1.3 Enter the provided hash (will be provided in the chat by the event administrator) in the text box. The button on the bottom right corner activates to Accept Terms & Login. Click on that button to continue the next screen below.

1.4 Click on "Email One-Time Password(OTP)" and enter your email and click on "Send passcode" as below.

1.5 Enter the 9 digit passcode that you recieve in your email and click "Sign in"

1.6 Click on "AWS Console" button

1.7 Take the defaults and click on "Open Console". This will open AWS Console in a new browser tab.

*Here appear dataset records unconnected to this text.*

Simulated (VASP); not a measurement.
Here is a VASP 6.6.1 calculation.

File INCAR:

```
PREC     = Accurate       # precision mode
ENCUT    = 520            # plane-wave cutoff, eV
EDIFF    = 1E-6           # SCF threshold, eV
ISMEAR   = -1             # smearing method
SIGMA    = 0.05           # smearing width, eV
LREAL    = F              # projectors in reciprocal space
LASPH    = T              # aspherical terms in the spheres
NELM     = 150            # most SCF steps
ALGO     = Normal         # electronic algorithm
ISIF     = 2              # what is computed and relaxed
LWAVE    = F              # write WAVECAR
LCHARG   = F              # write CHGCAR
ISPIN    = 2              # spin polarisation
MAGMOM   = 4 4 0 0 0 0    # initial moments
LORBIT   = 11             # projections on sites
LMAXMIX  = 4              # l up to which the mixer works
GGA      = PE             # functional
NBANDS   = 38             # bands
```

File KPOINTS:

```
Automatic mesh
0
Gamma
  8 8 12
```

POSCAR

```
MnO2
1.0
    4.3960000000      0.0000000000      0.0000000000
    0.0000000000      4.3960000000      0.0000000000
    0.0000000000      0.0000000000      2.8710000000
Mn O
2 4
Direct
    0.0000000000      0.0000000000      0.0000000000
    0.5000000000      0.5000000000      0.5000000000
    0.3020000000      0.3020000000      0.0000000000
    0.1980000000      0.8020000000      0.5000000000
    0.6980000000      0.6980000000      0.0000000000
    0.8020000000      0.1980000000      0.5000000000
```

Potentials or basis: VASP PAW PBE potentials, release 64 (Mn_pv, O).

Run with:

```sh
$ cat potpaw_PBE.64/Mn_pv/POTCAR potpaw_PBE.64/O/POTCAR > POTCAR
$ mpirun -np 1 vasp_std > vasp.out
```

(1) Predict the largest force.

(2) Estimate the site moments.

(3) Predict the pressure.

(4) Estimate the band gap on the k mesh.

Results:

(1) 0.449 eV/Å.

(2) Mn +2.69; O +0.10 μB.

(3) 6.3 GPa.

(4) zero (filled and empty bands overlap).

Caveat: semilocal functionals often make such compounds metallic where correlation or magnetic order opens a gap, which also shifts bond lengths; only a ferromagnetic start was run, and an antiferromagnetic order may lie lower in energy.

## 2. Register Cloud9 Environment 2.1 If you are using **your own account**, you can create a Cloud9 environment and EKS cluster, following steps 0 and 1 from [this workshop](https://github.com/aws-samples/aws-distributed-training-workshop-eks). 2.2 If you are running the workshop **at an AWS Event or with AWS teams**, an EKS cluster and an EC2 instance that has access to the cluster and has Cloud9 installed is already created for you. This section will describe how to register your existing instance as a Cloud9 environment. 2.3 To register the Cloud9 Environment from your existing EC2 instance with the AWS console, navigate to [Cloud9](https://us-west-2.console.aws.amazon.com/cloud9/home?region=us-west-2), then click the “Create environment” button.

2.4 Enter a name for your environment and click “Next step”

2.5 In a new window, open the [EC2 Console](https://us-west-2.console.aws.amazon.com/ec2/v2/home?region=us-west-2#Instances:instanceState=running) and list your running instances. 2.6 Select the m5.xlarge instance that is not an EKS node and ***copy its Public IPv4 address***.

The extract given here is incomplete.